A Socialist Government is one which in its nature does not tolerate any true and real opposition. For there the Government provides everything; and it is absurd to ask a Government to provide an opposition.

G. K. Chesterton, Outline of Sanity

If it is art, it is not for all and if it is for all, it is not art.

Arnold Schoenberg

Not everything assumes a name. Some things lead beyond words.

Aleksandr Solzhenitsyn

He who has so little knowledge of human nature, as to seek happiness by changing any thing but his own dis­positions, will waste his life in fruitless efforts, and multiply the griefs which he purposes to remove.

Samuel Johnson, Rambler 6

Every affection which seems good is not be pursued immediately: nor must every opposite affection be fled from straightaway.

Non enim omnis affectio, quae videtur bona, statim est sequenda: sed neque omnis contrario affectio ad primum fugienda.

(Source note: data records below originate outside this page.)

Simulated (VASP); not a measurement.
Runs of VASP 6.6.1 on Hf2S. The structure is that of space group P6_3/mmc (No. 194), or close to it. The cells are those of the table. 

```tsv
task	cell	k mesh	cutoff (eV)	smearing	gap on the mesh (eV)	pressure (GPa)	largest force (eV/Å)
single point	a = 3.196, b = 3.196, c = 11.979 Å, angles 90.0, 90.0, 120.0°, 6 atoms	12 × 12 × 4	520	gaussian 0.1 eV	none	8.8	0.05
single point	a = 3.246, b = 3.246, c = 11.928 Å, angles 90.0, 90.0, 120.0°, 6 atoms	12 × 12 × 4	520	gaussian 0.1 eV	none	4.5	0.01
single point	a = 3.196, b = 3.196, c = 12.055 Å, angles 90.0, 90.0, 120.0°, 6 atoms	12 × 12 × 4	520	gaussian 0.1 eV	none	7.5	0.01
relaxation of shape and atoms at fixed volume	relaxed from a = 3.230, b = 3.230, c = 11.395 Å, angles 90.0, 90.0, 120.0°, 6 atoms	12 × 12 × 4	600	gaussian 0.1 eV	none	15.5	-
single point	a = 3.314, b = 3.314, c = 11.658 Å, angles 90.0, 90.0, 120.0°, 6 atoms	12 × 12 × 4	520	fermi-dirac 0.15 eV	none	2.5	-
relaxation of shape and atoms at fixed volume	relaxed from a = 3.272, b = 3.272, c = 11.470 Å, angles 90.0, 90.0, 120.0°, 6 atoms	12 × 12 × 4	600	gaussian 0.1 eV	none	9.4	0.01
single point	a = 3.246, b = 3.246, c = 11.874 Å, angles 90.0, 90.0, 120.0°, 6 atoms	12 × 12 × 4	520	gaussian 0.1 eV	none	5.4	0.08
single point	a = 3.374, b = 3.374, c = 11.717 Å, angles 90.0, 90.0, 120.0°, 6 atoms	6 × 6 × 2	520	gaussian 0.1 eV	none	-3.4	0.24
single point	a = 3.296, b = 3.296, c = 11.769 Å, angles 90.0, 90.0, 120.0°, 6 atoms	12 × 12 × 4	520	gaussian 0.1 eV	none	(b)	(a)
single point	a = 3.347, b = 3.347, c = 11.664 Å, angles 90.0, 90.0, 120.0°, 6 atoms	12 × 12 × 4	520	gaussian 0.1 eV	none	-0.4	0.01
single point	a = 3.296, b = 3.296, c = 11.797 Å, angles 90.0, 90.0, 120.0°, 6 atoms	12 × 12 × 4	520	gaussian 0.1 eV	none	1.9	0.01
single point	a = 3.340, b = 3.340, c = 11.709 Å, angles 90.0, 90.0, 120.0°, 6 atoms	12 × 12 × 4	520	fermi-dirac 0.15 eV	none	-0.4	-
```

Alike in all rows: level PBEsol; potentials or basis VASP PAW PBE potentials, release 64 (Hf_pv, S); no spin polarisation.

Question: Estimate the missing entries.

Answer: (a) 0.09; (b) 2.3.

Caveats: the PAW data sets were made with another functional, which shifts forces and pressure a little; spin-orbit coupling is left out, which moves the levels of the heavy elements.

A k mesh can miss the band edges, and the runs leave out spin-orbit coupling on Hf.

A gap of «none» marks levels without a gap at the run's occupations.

De Imitatione Christi III.9.4

Compared to modern politics, the Athenians drew relatively few distinctions and imposed few effective buffers between public opinion and decision making – either at the level of state policy formation or legal judgement. Objectivity was not considered possible or even particularly desireable. That there was a relatively direct and causal relationship between the opinion of the majority, and state policy and legal decisions is a fundamental difference between Athenian democracy and modern governmental systems. This direct and causal relationship must be a key factor in our assessment of the social function of Athenian political oratory.

Josiah Ober. Mass and Elite in Democratic Athens. Princeton 1989 (151).

The culture of comfort, which makes us think only of ourselves, makes us insensitive to the cries of other people, makes us live in soap bubbles which, however lovely, are insubstantial; they offer a fleeting and empty illusion which results in indifference to others; indeed, it even leads to the globalisation of indifference. We have become used to the suffering of others, it doesn’t affect me; it doesn’t concern me; it is none of my business. The globalisation of indifference makes us all ‘unnamed’, responsible yet nameless and faceless.

Pope Francis §

The great art therefore of piety, and the end for which all the rites of religion seem to be instituted, is the perpetual renovation of the motives to virtue, by a voluntary employment of our mind in the contemplation of its excellence, its importance, and its necessity, which, in proportion as they are more frequently and more willingly revolved, gain a more forcible and permanent influence, till in time they become the reigning ideas, the standing principles of action, and the test by which every thing pro­posed to the judgment is rejected or approved.

To facilitate this change of our affections, it is necessary that we weaken the temptations of the world, by retiring at certain seasons from it; for its influence, arising only from its presence, is much lessened when it becomes the object of solitary meditation. A constant residence amidst noise and pleasure, inevitably obliterates the impressions of piety, and a frequent abstraction of ourselves into a state, where this life, like the next, operates only upon the reason, will reinstate religion, in its just authority, even without those irradiations from above, the hope of which I have no intention to withdraw from the sincere and the diligent.

This is that conquest of the world and of ourselves, which has been always considered as the perfection of human nature; and this is only to be obtained by fervent prayer, steady resolutions, and frequent retirement from folly and vanity, from the cares of avarice, and the joys of intemperance, from the lulling sounds of deceitful flattery, and the tempting sight of prosperous wickedness.

Samuel Johnson, Rambler 6

I lately lost a preposition;
It hid, I thought, beneath my chair
And angrily I cried, “Perdition!
Up from out of under there.”

Correctness is my vade mecum,
And straggling phrases I abhor,
And yet I wondered, “What should he come
Up from out of under for?”

Morris Bishop

What about the main thing in life, all its riddles? If you want, I’ll spell it out for you right now. Do not pursue what is illusionary — property and position: all that is gained at the expense of your nerves decade after decade, and is confiscated in one fell night. Live with a steady superiority over life — don’t be afraid of misfortune, and do not yearn for happiness; it is, after all, all the same: the bitter doesn’t last forever, and the sweet never fills the cup to overflowing…

Aleksandr Solzhenitsyn, The Gulag Archipelago. Vol 1, 591-2.